Difference between revisions of "Hordaland"
Revision as of 13:42, 26 July 2008
Cities and towns
By car, Hordaland can be entered from all its neighbouring counties, Rogaland, Sogn og Fjordane, Telemark, and Buskerud. From Oslo, the most common route is following European route E16 through Akershus, Buskerud and Sogn og Fjordane. When following this route, the first town that is encountered is Voss, in north-eastern Hordaland. If you want to get to Bergen or anywhere else on the coast as fast as possible, continue following this road.

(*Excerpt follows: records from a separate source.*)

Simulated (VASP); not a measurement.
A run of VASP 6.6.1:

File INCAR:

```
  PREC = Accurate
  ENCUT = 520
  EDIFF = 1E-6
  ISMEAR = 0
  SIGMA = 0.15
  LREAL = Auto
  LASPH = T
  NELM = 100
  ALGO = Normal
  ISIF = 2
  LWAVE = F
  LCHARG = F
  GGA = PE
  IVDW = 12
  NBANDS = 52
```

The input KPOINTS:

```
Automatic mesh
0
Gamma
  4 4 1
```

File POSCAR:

From Voss, you can also drive southwards to Hardanger. Having driven approximately 25 kilometers, you end up at the mouth of a 7 km long tunnel, where you have the choice of either driving through the tunnel, to inner Hardanger, or to Granvin, outer Hardanger and finally Bergen. This road is designated "National Tourist Road" by the Norwegian government, and goes through four small towns (Granvin proper, Øystese, Norheimsund and Samnanger) before meeting European route E16 just after entering Bergen municipality. The first option, however, does not end up in Bergen. Once you reach the Hardanger fjord, you can either cross the fjord by ferry, or drive towards Ulvik. From the terminus of the ferry connection, follow RV 13 westwards, towards Odda. From Odda, you can continue following RV 13 southwards into the southernmost part of Hordaland, Rogaland or Telemark. You can also drive through the Folgefonn tunnel, slightly north of Odda, and onwards to Rosendal and southern Hordaland.
Entering Hordaland from Rogaland (south) is rather straightforward. There are three alternatives; E39, the main road to Bergen from Stavanger, which leads through Stord and is rather ferry-heavy, and the aforementioned E134 and RV13, which both end up at Odda. The same can be said about entering from Sogn og Fjordane (north); there are two alternatives, E39, which runs near the coast and is, again, rather ferry heavy, and E16, which is the main road between Bergen and Oslo and is described above.
Hordaland has two airports of interest to the traveller; Bergen Airport, Flesland, Norway's second largest airport, and Stord Airport, Sørstokken. Bergen Airport has flights to all major and several smaller Norwegian airports; the Bergen-Oslo route is among the 10 most busy in Europe. It also has regular direct flights to many European destinations, as well as to Narita International Airport in Tokyo. Stord Airport is vastly smaller, and has regular flights to Oslo and Århus in Denmark.
Trains go from Bergen to Oslo, and a large part of the railway line goes through Hordaland. Among the stations are Dale, Voss and Finse, the highest station on the line. Local trains stopping at all stations are fairly frequent between Bergen and Voss and have open seating. Express trains don't stop at all stations, and seats there are frequently reserved, especially on Fridays and Sundays you may have trouble getting a seat. Trains are operated by the Norwegian national rail company, NSB.
Passenger boats along the coast are an option, especially if you are visiting islands such as Stord. Even if you are travelling by road, chances are good that you will come to a stretch of water where there is no bridge, and you will need a car ferry to get across. The frequency varies considerably, car ferries are part of the Norwegian road infrastructure and are usually, but not always, fairly frequent. The fast passenger boats are not so frequent. Most boats are operated by the transportation company Tide and schedules can be obtained from their website (unfortunately, only in Norwegian) passenger boat schedules, ferry schedules.
If you need a bus, there are some express busses operated by NORWAY Bus express, and more local busses operated by Tide. Outside of Bergen and its vicinity you will probably find busses to be rather infrequent, but the network does cover most areas.
Where trains, boats and buses are not available, you will need to travel by car. Norwegian roads are frequently ridiculed for poor standards. The standard varies from location to location. As in the rest of Norway, renting a car is very expensive. However, as a car is needed to get to many rural areas, which are often the most interesting, renting one is still strongly recommended. All car rental companies present in Norway have offices in Bergen, at the airport and/or the city centre.